2008 Findings on the Worst Forms of Child Labor - Congo, Republic of the
|Publisher||United States Department of Labor|
|Author||Bureau of International Labor Affairs|
|Publication Date||10 September 2009|
|Cite as||United States Department of Labor, 2008 Findings on the Worst Forms of Child Labor - Congo, Republic of the, 10 September 2009, available at: https://www.refworld.org/docid/4aba3ee628.html [accessed 2 June 2020]|
|Disclaimer||This is not a UNHCR publication. UNHCR is not responsible for, nor does it necessarily endorse, its content. Any views expressed are solely those of the author or publisher and do not necessarily reflect those of UNHCR, the United Nations or its Member States.|
|Selected Statistics and Indicators on Child Labor|
|Population, children, 5-14 years:||–|
|Working children, 5-14 years (%):||–|
|Working boys, 5-14 years (%):||–|
|Working girls, 5-14 years (%):||–|
|Working children by sector, 5-14 years (%):|
|Minimum age for work:||16|
|Compulsory education age:||16|
|Free public education:||Yes*|
|Gross primary enrollment rate (%), 2007:||105.9|
|Net primary enrollment rate (%), 2006:||54.7|
|School attendance, children 5-14 years (%):||–|
|Survival rate to grade 5 (%), 2002:||66.3|
|ILO Convention 138:||11/26/1999|
|ILO Convention 182:||8/23/2002|
|ILO-IPEC participating country:||Associated|
* In practice, must pay for various school expenses
Incidence and Nature of Child Labor
In the Republic of the Congo, children work in agriculture, subsistence farming, and the informal sector. In Brazzaville and other urban centers, street children, many of whom come from neighboring Democratic Republic of the Congo (DRC), engage in begging and selling goods in the streets, as well as cleaning sewers and latrines. Children also work in domestic service, fishing, and shops; and as street vendors. Children, including trafficking victims from the DRC, are involved in commercial sexual exploitation. Children from Benin are trafficked to Pointe-Noire for forced labor in fishing, trading, and domestic service in communities near the ports. Children from rural areas of the Republic of the Congo, especially from the Pool region, and those from West and Central Africa, including Benin, Cameroon, Guinea, Mali, Senegal, and Togo, are trafficked for forced labor as vendors and domestic servants.

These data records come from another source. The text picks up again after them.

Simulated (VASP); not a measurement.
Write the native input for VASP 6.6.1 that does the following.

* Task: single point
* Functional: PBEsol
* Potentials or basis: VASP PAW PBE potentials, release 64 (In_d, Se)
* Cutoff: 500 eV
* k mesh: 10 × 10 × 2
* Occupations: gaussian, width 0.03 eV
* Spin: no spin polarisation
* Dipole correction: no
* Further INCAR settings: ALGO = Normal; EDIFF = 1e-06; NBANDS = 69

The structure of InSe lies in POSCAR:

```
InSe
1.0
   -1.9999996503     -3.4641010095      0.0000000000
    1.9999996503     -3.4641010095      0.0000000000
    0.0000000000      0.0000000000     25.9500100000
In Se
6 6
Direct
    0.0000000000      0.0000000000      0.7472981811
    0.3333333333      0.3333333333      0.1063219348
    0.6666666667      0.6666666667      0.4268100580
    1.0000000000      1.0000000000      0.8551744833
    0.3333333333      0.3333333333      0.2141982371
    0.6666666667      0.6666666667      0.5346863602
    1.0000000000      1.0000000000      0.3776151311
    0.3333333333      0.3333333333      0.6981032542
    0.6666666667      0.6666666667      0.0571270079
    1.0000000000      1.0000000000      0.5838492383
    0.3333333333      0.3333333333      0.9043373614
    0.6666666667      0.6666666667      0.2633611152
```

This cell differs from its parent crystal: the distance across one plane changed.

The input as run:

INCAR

There have been reports of the presence of young ex-combatants in the Pool region, although it is not clear whether children remain involved in armed conflict since the country's civil conflict formally ended in 2003. According to USDOS, children have not been seen in the region's encampments in the past several years.
Child Labor Laws and Enforcement
The law sets the minimum age for employment, including apprenticeships, at 16 years. Waivers for employment and apprenticeships may be provided by the Ministry of Education upon consultation with the Labor Inspector, following an examination of the type of the work and its legality. However, children working, including those working as apprentices, are not allowed to work beyond their physical capacity and must be provided with, among other things, daily rest and safety, protection, and treatment of injuries. The law prohibits forced or compulsory labor, though there are exceptions for military service, natural disasters, and other civic duties. The minimum age of enlistment for service in the armed forces in the Republic of the Congo is 18 years.
The law criminalizes prostitution, including child prostitution. It also establishes a penalty of 10 years of imprisonment if such an act is committed with respect to a minor. There is no law specifically prohibiting child trafficking; however, traffickers can be prosecuted for child abuse, forced labor, illegal immigration, prostitution, rape, extortion, slavery, and kidnapping. According to USDOS, there have been no investigations, arrests, prosecutions, extraditions, or sentences under these laws.
The Ministry of Health has the authority to undertake anti-trafficking efforts. The Ministry of Labor is responsible for enforcing child labor laws and monitors the formal sector; however, according to USDOS, regular inspections for child labor were not possible because of resource constraints. Children work in rural areas of the Republic of the Congo and the informal sector, including on farms and in small businesses, but there is a lack of government monitoring and enforcement of laws in these areas.
Current Government Policies and Programs to Eliminate the Worst Forms of Child Labor
The Local Plan of Action has been implemented in Pointe Noire by the Government and UNICEF. The Government established a working group comprised of non-governmental organizations (NGOs), UNICEF, members of West and Central African consulates, police and law enforcement, and community leaders to provide a "train the trainer" workshop on trafficking.
The Government of the Republic of the Congo and UNICEF held trafficking awareness workshops for members of various government agencies, as well as the consulates of Benin, Togo, and DRC. The Government also raised awareness on child trafficking through street banners and repatriated children to their countries of origin.
The Government of the Republic of the Congo partnered with the UNDP to implement a USD 3.8 million project funded by the Governments of Sweden and Japan, focused on the socioeconomic reintegration of at-risk youth, including ex-child combatants. The project ended in March 2008, reaching 10,578 youth. A second phase has been developed. As part of the second phase, the Government and the UNDP are also implementing activities targeting girls and young women impacted by the conflict.